The winter holiday season is slowly turning to its end, and perhaps not a moment too soon. Not that I didn't enjoy all the traveling and stuff - I certainly did and the time off was great - but the backlog is getting ridiculous. My Bugzilla review queue is at its all time high, there are about 150 reasonably important emails to be handled and quite a few other things to do before I'm back in normal operation.
A few quick notes from my holidays (and the books I read):
Pelican Brief was decent. I still need to read a few more books from the Clancy/Grisham/etc. clan to be actually able rank them, but I look forward to it. Some light literature was a nice break from the routine. Well, how about the more routine IT stuff then?
Writing Secure Code is a must read for everybody in software development. Despite being Windows-oriented, many of the concepts described in the book contribute to a healthy generic understanding of many security issues. Fully reading and understanding the book would take weeks, but even a few hours of browsing it will give you many good ideas on improving the security and privacy aspects of your application. Definitely recommended.
UML Distilled, 3rd Ed. was another interesting read. I wouldn't embrace it as warmly as I did for the security book, but a good read nonetheless. The innate heaviness of UML gets thrown away on the introductory pages, and the book itself is a critical overview of the most useful elements of UML. Well, that's certainly something different from the usual reference-tomes. If you already know how to model things and want to do it in UML, read this. If you don't, you'll need additional guidance - this is not a "learn how to model using UML in 21 days" book.
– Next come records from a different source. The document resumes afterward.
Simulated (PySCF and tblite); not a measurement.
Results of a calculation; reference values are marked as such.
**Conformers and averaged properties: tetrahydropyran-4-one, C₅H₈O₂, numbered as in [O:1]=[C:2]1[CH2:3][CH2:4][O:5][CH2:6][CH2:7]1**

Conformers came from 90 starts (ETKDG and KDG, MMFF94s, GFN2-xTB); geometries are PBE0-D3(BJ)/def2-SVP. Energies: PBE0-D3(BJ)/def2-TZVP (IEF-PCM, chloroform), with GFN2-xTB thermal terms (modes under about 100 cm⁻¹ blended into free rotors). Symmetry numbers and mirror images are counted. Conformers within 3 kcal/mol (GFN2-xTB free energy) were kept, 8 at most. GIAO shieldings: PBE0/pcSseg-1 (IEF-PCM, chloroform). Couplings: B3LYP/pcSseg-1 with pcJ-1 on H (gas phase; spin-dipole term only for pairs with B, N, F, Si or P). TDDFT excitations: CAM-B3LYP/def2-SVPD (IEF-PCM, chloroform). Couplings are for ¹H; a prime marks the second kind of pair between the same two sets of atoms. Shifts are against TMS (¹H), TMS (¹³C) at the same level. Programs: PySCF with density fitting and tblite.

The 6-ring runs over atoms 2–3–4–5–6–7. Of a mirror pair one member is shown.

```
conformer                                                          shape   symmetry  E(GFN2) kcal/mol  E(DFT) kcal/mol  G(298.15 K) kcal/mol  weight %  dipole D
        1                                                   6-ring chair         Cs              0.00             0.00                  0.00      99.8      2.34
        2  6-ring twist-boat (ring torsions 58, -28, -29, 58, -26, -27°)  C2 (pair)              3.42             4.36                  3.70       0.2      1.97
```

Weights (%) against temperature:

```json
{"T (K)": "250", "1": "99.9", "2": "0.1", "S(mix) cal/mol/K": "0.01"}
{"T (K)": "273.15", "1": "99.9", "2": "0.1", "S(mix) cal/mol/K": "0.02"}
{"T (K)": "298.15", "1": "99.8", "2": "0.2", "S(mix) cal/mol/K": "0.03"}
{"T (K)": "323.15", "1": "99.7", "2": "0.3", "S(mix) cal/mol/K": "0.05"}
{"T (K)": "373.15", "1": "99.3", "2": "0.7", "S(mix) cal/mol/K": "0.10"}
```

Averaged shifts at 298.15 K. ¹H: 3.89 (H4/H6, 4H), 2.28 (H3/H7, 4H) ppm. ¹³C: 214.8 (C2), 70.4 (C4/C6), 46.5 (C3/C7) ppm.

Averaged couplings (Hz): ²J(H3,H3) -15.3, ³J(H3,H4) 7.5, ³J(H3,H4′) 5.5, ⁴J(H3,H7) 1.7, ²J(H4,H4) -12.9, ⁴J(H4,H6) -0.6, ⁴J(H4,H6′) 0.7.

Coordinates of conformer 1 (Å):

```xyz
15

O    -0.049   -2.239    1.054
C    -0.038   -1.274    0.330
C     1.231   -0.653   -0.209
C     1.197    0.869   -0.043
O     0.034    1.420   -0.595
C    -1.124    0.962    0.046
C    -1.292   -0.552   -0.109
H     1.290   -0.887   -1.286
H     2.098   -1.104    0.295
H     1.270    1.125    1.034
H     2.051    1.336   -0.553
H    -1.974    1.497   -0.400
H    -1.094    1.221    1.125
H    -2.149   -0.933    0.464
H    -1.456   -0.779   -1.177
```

And finally, a realization dawned during one particularly nice and sunny winter day: I really should blog more. It's not about being able to write more things for you to read, but rather about having the reason and the context to think and re-think the daily dilemmas in life. I spent years convincing myself that thinking is actually work at its best, and it's perfectly fine to spend time just milling things over (instead of producing an instant concrete result). Next I need to convince myself that thinking tools - such as this blog - are an equally acceptable way of promoting happiness and efficiency.